What "replacement" has to mean

Vague targets produce vague hardware. The bar is four concrete use cases:

The spec: long-context quality, tool-use coherence across many steps, a voice I can shape, and run on metal I own.

The candidate: Kimi K2.6 at Q8

MoE is the path. Dense models at Sonnet-class capability need hardware I'm not going to own this decade. A 1T-total model with 32B active is roughly a 32B inference job with a very large memory footprint — exactly the shape Apple Silicon's unified memory is unusually good at. My Mac Studio already runs Qwen3.5-397B-A17B solo at interactive speeds, which is the existence proof that this isn't a pipe dream.

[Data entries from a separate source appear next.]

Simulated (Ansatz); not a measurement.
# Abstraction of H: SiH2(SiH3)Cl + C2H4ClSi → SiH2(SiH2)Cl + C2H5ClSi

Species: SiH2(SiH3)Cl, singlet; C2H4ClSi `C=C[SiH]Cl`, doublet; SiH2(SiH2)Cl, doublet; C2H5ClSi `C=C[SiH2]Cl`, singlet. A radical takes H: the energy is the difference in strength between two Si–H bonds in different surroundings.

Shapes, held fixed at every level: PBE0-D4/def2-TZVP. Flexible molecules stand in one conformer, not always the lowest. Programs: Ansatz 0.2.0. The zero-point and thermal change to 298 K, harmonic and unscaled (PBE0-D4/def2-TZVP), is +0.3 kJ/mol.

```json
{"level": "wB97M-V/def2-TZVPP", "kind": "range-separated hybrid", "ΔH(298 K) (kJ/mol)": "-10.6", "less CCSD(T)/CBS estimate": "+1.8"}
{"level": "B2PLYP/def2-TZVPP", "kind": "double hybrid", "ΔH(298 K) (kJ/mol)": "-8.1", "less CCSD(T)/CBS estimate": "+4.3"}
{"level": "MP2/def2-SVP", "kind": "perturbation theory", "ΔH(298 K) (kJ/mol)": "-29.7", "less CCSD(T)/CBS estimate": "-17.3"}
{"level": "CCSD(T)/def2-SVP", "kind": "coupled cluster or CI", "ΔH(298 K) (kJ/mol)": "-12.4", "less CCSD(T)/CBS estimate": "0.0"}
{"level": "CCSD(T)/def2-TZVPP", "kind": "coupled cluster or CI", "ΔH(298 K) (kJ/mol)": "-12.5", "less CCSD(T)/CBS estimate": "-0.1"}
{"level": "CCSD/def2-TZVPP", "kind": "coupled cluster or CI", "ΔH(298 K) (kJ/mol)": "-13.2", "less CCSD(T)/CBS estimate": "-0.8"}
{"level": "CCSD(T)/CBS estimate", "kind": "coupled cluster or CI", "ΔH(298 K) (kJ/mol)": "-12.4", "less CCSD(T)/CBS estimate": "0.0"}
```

Kimi K2.6 is the most ambitious open model in reach: 1T total parameters, 32B active, up to 256k context. At Q8_K_XL the weights are roughly 596GB — too much for the Studio alone, but comfortably within a pooled cluster if I can stitch the hardware together well enough.

The cluster

The plan is to pool the four machines I already have:

Hybrid Apple plus NVIDIA cluster diagram showing Mac Studio 512GB and M5 Max 128GB on the Apple side linked over Thunderbolt 5, two DGX Sparks at 128GB each on the NVIDIA side linked over ConnectX-7 RDMA, pooled to 896GB. Memory budget shows Kimi K2.6 Q8 weights at 596GB, KV cache at 128K around 65GB, overhead around 35GB, and roughly 200GB headroom.
Pooled: 896GB. Kimi K2.6 Q8 fits with headroom for KV cache and long context.

Two Apple nodes (Mac Studio M3 Ultra 512GB + M5 Max 128GB) linked over Thunderbolt 5, two DGX Sparks (128GB each, GB10 Blackwell) linked over ConnectX-7 at 200Gbps. The natural split is prefill on the Sparks (compute-bound, NVIDIA's strength) and decode on Apple (memory-bandwidth-bound, Apple's unified-memory strength). Disaggregated prefill/decode is not a new idea, but doing it across heterogeneous Apple+NVIDIA hardware is, in public implementations, still maturing. That's one of the things this experiment exists to find out.

How I'll know if it worked

Five phases:

  1. Deep research on implementation. Before buying one more cable or downloading one more GGUF: current state of Exo's heterogeneous backend, llama.cpp RPC for mixed Apple+NVIDIA pools, MLX-CUDA on Blackwell (GB10 / sm_121), disaggregated prefill/decode in vLLM, and what the handful of people who've actually tried this are reporting. This phase can kill the whole plan before it costs me anything real, which is the point.
  2. Software sweep. Versions pinned, GGUFs confirmed chunked and downloadable, Exo smoke-tested on the Studio alone with a known-good MLX model before clustering.
  3. Apple-only baseline. Kimi K2.6 at Q2_K_XL (~342GB) on the Studio+M5 Max Exo cluster. Proves the Apple side works before adding NVIDIA complexity.
  4. Full cluster at Q8. Add the Sparks, run Q8_K_XL (~596GB) across all four nodes, measure prefill/decode split. This is the headline experiment.
  5. Quality bench. 50-prompt rubric-graded eval (code, long-context retrieval, reasoning, long-form writing, agent planning) comparing Q2 vs Q4 vs Q8 at fixed sampling, graded blinded by Opus 4.7. Decision rule: if Q4 comes within 3% of Q8 on my tasks, Q4 is the production pick. If not, Q8.

If any of this crosses the bar above — especially long-context agentic chains and long-form writing — I'll route that class of work to the cluster and keep Sonnet for everything else.

Honest close

This might not work. The software might not be ready. Kimi might be great at reflective writing and fall over on tool chains, or vice versa. It's also possible I finish the build, run the comparisons honestly, and conclude Sonnet is still better for the Sonnet jobs. That would be a useful result too — knowing exactly where the line is beats guessing.

My other prediction: adding the Sparks to the cluster will probably make it slower, not faster. Thunderbolt 5 runs at roughly 10 GB/s; the M3 Ultra's on-package memory bandwidth is about 800 GB/s. Any tensor-parallel split that crosses the seam pays a ~100× bandwidth tax on that hop. The realistic win from the Sparks is prefill offload with separate endpoints, not a single unified Exo cluster — and even that might not beat the Studio running alone. It would be a great surprise if I'm wrong. The only way to know is to measure.

The bar is set. The hardware is mostly on the desk. The experiment starts this week.